Sunday, June 15, 2014

PCLN: the near Holy Grail of non-directionals

This is a follow up to my blog post from Jan 31, 2014: day trading non-directionals using weeklys

On Friday, June 13, 2014, PCLN was poised to be the Holy Grail of non-directional options setups. It had everything going for it, except for one detail...

The Good:
1. Difficult to digest news comes out at 8am est. saying PCLN was going to acquire OPEN at a hefty 47% premium. By difficult to digest, I mean that it's going to take more than a couple hours of research to revalue PCLN stock, contrary to what the armchair analysts on twitter may think. Even though this represents "only" about 4% of PCLN market cap, it's still a fundamental company change.

2. Since this news was announced 1.5hrs before market open, there was limited price discovery in the premarket both in overall trade volume and time (ineffeciency).

3. Weekly options expiring the same day, open with Implied volatility at 24%. The option market is treating this as just a regular day in the life PCLN. However, this news is akin to a quasi-earnings event. I can't even tell you how excited I was to see it open with IV at 24%, it was literally like a gift from the volatility Gods.

4. News comes out on a weekly Friday opex, almost all the theta is sucked out of the options and our boy gamma takes the spotlight.

The Bad:
1. Option illiquidity. I'll say this, if I'm not getting filled, no one's getting filled. I got filled on only one of the 1225/1235 strangles I wanted and I wasn't being cheap with what I'd pay for the offer. This was within the volatile first five minutes of trading  Once filled, I was up almost immediately 30%, a true rarity in the long strangle world. This was due to a spike in IV after my entry as well as the stock beginning to trend down. Exiting proved not as difficult as entry, but it wasn't easy either, for a stupid one lot no less.

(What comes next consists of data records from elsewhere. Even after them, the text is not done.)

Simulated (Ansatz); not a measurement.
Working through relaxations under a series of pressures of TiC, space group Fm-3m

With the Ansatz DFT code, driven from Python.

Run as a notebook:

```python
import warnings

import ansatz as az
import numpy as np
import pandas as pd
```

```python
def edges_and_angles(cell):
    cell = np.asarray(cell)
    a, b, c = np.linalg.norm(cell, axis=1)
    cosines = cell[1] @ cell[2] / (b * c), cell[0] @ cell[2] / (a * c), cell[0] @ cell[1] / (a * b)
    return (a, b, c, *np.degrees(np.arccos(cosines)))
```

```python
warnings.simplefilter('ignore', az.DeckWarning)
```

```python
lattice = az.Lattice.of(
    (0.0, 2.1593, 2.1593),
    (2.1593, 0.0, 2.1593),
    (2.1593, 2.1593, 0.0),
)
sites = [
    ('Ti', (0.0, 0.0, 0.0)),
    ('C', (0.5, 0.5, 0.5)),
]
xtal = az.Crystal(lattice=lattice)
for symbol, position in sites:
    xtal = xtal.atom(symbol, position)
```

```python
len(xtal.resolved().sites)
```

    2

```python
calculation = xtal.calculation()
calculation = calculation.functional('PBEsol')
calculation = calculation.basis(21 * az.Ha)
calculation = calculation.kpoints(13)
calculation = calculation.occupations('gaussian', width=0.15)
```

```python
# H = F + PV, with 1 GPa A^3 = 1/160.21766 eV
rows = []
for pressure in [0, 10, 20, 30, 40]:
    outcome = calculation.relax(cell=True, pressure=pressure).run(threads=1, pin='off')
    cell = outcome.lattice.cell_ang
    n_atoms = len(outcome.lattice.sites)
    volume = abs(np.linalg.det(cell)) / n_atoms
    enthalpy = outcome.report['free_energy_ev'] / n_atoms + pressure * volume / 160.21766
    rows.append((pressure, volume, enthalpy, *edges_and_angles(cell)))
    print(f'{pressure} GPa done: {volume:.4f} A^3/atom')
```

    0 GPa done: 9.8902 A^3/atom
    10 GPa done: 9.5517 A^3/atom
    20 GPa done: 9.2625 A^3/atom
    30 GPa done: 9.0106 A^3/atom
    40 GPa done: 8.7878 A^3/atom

I ended up taking my profit at 69% within 10minutes of initiating the trade. On a day like this, I typically like to leave it on to EOD when funds come in and either buy or sell based after using the morning to evaluate the news. However, I closed out early. Had I left it on, I would have cleared an additional 300%

Furthermore, on days like this it's not unusual at all to swing strangles. I'll try to open one off the bat (if I think IV is too low, straight IV play) and then may look to strangle again around lunch time after IV tamps down before any EOD move. Also, strangle entry off the open may not happen if the stock moves too fast, which is another reason why I was only partially filled. Generally speaking, there will be time for re-entry later in the morning. If I can't get filled off the open, I'll wait until the stock begins coiling on the 5minute or wait for it to trade flat for a while. That indicates to me more indecision, it's like a stock market eddy. Unfortunately for me, my schedule precluded a mid morning or lunch re-entry. Had I done so that also would have been profitable on this day as well.

Obviously a trade like this is not going to work every time and a lot of time you'll have to stomach looking at being down 25-50% before a strangle works, which is why my stop is typically EOD as opposed to a percent stop. However, if the options in PCLN were more liquid and devoid of the monstrous bid-ask spreads, which affect a strangle something fierce, this truly would have been the Holy Grail setup of a day swing non-directional.